Thursday, August 9, 2012

Jerry Garcia Died Today......



So August 9th 1995 started off like any normal summer day.  I was to train at my new job and then off to my friends house to jam and smoke pot and just hang out.

But suddenly the TV screens filled with images of Jerry Garcia.  I immediately knew that he was dead.  His face was never on the tv screens.  And indeed my sense was correct.  Jerry Garcia had died that morning, 4:23 am, at Serenity Knolls.

I was taken aback.  I couldn't breath. I couldn't move and I couldn't think.  I asked my manager if I could leave stating that I would be of no use that day.  She allowed it.

I went home and upon returning the table was littered with phone messages from family, friends and loved ones expressing their condolences to me.  There was also a single lit candle on the table.  I was taken aback that so many people would call me to expresst their condolences for someone I didn't even know, but really I knew him. We all did.  We all understood what this meant and how it would affect us.

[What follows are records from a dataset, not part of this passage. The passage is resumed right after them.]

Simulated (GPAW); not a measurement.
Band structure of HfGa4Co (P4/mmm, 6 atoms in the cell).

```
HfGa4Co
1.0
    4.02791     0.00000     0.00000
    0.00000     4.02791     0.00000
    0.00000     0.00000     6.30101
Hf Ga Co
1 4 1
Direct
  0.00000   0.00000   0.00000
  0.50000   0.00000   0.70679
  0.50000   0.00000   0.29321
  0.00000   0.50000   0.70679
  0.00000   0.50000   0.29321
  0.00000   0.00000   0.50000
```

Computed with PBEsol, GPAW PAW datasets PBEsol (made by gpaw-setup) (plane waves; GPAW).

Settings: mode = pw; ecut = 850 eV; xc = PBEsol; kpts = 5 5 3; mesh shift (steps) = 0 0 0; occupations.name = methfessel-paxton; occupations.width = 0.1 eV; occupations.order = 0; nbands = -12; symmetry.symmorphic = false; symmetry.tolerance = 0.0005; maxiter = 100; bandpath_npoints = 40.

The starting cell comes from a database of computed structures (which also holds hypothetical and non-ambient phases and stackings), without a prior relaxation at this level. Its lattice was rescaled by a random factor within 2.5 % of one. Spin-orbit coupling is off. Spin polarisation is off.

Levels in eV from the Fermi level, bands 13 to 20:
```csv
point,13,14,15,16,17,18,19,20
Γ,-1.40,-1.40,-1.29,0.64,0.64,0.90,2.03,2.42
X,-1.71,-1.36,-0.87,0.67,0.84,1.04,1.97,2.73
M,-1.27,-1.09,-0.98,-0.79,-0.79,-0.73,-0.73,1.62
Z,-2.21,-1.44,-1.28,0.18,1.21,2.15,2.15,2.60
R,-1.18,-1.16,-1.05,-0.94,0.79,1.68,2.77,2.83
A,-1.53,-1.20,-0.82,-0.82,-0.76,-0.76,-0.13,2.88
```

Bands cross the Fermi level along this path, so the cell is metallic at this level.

I broke down.  I was overwhelmed by the grief of knowing this amazingly talented man was gone, never to play another note. 

Well people in grief have a choice. Sit there and wallow or move into action in an effort to avoid the hurt.  Immediately a group of us got together and started jamming Grateful Dead songs. "Let there be songs to fill the air."  We smoked joints and told stories of Jerry and Grateful Dead concerts.  We laughed, we played some more, and we hid our tears.

A few days later we all gathered in the Forest Preserve, even the local newspaper was there.  We all had instruments and we all hugged.

The sky was cloudy with a few rain drops falling as if the sky also knew the pain of our loss.  We all played a heartfelt vesion of Not Fade Away and as we chanted, "know our love will not fade away...", a small opening appeared in the clouds and then as if with Jerry's acknowledgement there appeared a shiny rainbow.

We all jumped to our feet and cheered and broke into tears.  Jerry was with us.  Jerry heard our song and felt our pain.  He wanted us to know that he knew.

We all hugged and shouted at the rainbow screaming, "Jerry!!!!!"

After awhile we slowly dispersed.  Back to reality and back to be alone.  Listening to Grateful Dead music for the first time had become sad and depressing, but uplifting and with promise in other ways.

My friend and I quickly organized a memorial concert to be held two days later. It was just he and I with our guitars in a little coffee shop.  That night 80 people showed up and most couldn't fit inside the place so the owner set up two speakers outside and people sat in the parking lot and listened.

After the show a young woman came up to me crying and hugged me and just said, "Thanks." Then she walked off.

I looked up at the sky and to Jerry I said, "Thanks."